That's not it. It's just that I've had so many birthdays over the years, I'm getting a little worried that they might not go on forever. I used to look
forward to each birthday. At certain points in our lives, everyone feels that way, I know. But now. . .now I approach each new birthday first with surprise and then with dread. I CAN'T be that old! Can I be??

I have such mixed feelings about my birthday. I don't want a new one every year (which is why I'm offering this one for free), but I do absolutely LOV
E my birth date:

September 17. (Say it out loud. Luscious, isn't it?)

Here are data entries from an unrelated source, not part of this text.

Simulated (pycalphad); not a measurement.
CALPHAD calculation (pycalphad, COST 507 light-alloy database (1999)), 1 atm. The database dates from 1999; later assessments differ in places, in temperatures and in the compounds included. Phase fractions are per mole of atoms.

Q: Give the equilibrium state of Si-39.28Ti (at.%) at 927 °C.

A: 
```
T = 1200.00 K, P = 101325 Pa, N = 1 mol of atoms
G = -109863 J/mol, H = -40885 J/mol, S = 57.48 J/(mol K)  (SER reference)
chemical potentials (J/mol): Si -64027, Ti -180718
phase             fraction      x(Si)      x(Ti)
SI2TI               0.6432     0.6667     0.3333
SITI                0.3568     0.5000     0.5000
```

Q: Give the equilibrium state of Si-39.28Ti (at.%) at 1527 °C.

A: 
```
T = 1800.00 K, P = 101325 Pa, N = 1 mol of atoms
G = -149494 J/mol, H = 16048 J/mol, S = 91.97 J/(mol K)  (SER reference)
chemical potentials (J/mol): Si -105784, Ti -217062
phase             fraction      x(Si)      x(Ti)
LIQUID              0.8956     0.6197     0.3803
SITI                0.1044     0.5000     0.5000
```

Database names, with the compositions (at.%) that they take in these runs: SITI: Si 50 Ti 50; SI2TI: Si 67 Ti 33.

September 17 may just be the best month and day combination of the entire year. I'm always a little sorry for people who weren't born on September 17. Which is why it just KILLS me that I can't really claim it legally. I WAS born on September 17--I was, I WAS--but my birth certificate says otherwise. It says I was born on September 18. Can you imagine? September 18 is UGLY. (Sorry, 9/18ers)


I can't help it that some time shortly after my birth, a clerk, obviously wildly drunk while typing up my certificate, besides spelling my first name wrong, and then spelling my middle name wrong, went on to type September 18 instead of the sensually sibilant September 17.

And all my life, it hasn't seemed to matter. Not any of it. My social security card has my name spelled right. My driver's license has my name spelled right. My marriage license has my name spelled right. For years and years and YEARS I got away with it. Nearly all of my life I blatantly used September 17 as my birth date--mainly because it IS my birth date.

Then, somewhere in the late 80s, after I had used my actual, truly beloved DOB for more years than the DMV clerk had lived on this earth, I made the mistake of chit-chatting while I waited for my license. (Never do that. Don’t even look them in the eye.) I thought she’d get a kick out of my story about the drunken clerk and the wrong date. She even smiled a little. But
then she put 9/18/ on my license. She was sorry, she said, but that was--didn’t I agree?--my LEGAL birth date.

She was heartless and I was heartbroken. Every time I look at my driver's license I feel a little sick. It's wrong. . .so wrong. But the damage is done. Every official document now lists an untruth about me.

But enough about that sorry incident. Who is willing to take this birthday off my hands? I'll go back to having them sooner or later. I'll have to, I guess, or face the consequences.

But please don't ask me for my REAL birth date. September 17 is taken.